But he quickly discovered that sales wasn’t his calling.
“A lot of former athletes do that,” said Galyon, a Seymour High School graduate, who played football at the University of Tennessee before going pro and enjoying stints as a linebacker for the New York Giants and Miami Dolphins. “It was a great job. The money was good and the benefits were good.
“But it just wasn’t for me.”
Galyon then answered a call to work for Fellowship of Christian Athletes.
“When I came home, I went to work for FCA because I love being around kids and I love to share my faith,” Galyon said. “I love to be around sports and I love to share my faith and this gives me the opportunity to do both.”
After his playing career was over, he did come back to Seymour, where he played baseball, football and basketball, and served as a volunteer assistant with the Eagles football team.
Now he works for FCA in Knox and Sevier Counties and he spoke to Powell’s young basketball players at the Fellowship of Christian Athletes Presents the Panther Pride Basketball Camp at Powell Middle School.
There, he encouraged the players to have faith in God and to be thankful for the opportunity to play basketball.
Galyon told the campers to enjoy their time on the floor.

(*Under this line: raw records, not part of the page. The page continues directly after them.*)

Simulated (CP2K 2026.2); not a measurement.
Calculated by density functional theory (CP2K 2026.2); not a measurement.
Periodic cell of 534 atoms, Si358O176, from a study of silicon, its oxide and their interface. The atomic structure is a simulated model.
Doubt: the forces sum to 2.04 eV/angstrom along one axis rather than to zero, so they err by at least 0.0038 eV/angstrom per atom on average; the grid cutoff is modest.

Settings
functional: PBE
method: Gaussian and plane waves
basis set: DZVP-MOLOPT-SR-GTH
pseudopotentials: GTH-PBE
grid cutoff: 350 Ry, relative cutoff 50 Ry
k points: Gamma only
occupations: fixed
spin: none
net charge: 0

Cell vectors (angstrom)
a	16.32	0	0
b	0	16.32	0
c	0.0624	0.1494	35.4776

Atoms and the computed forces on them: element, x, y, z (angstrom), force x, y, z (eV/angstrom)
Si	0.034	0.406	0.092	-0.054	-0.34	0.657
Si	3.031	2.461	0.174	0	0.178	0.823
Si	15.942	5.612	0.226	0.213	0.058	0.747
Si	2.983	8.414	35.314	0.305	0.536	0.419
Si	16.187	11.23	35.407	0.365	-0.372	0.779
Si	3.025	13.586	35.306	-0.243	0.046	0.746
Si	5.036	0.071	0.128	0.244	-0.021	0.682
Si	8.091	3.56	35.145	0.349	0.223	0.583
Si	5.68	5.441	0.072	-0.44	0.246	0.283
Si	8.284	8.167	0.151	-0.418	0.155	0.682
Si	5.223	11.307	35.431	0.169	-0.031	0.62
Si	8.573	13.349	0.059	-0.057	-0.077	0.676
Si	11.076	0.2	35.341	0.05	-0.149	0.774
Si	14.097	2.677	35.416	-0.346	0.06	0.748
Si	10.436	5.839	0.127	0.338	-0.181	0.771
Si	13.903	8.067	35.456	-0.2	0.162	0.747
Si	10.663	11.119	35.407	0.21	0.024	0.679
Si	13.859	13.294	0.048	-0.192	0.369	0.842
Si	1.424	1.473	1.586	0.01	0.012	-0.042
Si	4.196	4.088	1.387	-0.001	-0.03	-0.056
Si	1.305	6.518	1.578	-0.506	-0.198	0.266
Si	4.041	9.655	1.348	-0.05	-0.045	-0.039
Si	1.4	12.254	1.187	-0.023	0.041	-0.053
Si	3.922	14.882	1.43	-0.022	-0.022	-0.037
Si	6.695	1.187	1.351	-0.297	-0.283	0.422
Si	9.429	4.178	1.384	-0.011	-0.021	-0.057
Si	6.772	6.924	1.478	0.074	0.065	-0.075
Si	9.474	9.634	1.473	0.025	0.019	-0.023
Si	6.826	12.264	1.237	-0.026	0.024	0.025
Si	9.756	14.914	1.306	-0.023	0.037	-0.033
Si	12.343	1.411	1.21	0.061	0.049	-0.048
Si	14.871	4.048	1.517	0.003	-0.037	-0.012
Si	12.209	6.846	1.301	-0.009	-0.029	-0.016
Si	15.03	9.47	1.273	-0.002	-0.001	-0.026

“So often today, you hear kids say that ‘I have to get a D-I scholarship.’ But if that happens, it’s going to happen,” he said. “If you can play, they will find you, and you’ll get it.
“But that’s years down the road. And what happens if you don’t get one? That doesn’t mean that you failed. You didn’t fail, because you got to do something that you loved to do for five or six years. That’s success.”
On opening day, the campers received Bibles and Galyon noted that those could serve as inspiration during troubling times.
“When you get this, it doesn’t need to stay in the backpack and it doesn’t need to stay on a shelf in your room,” Galyon told the players. “You need to read it.
“I know there are things in there that you’re not going to understand. There are things that I don’t understand. But there are going to be things that you will understand. But you won’t understand any of it if you don’t pick it up and read it. If you don’t read it, life goes on. There’s a lot of garbage but this [the Bible] is not garbage. This book provides you with life.”
Spreading his faith is key for Galyon. He also, however, believes that sports are supposed to be fun.
“When I played football, it never occurred to me that I would get a scholarship to UT,” he said. “I played football because I loved it. It was fun.
“I wasn’t heavily recruited by I loved playing for Seymour High School. That was big for me. Sure, I dreamed about playing college football. But I didn’t get any [recruiting] letters until I was a junior in high school. I wasn’t all that heavily recruited. I got letters from Tennessee, Georgia and Furman and those were all good programs.”
The amateur sports scene has changed and Galyon believes that those alterations haven’t made sports better.
“I used to be that crazy guy yelling at my son at baseball games,” he said.
He noted that he made a conscious and concerted effort to change his way because “sports are supposed to be fun but people have certainly taken some of the joy out of them.”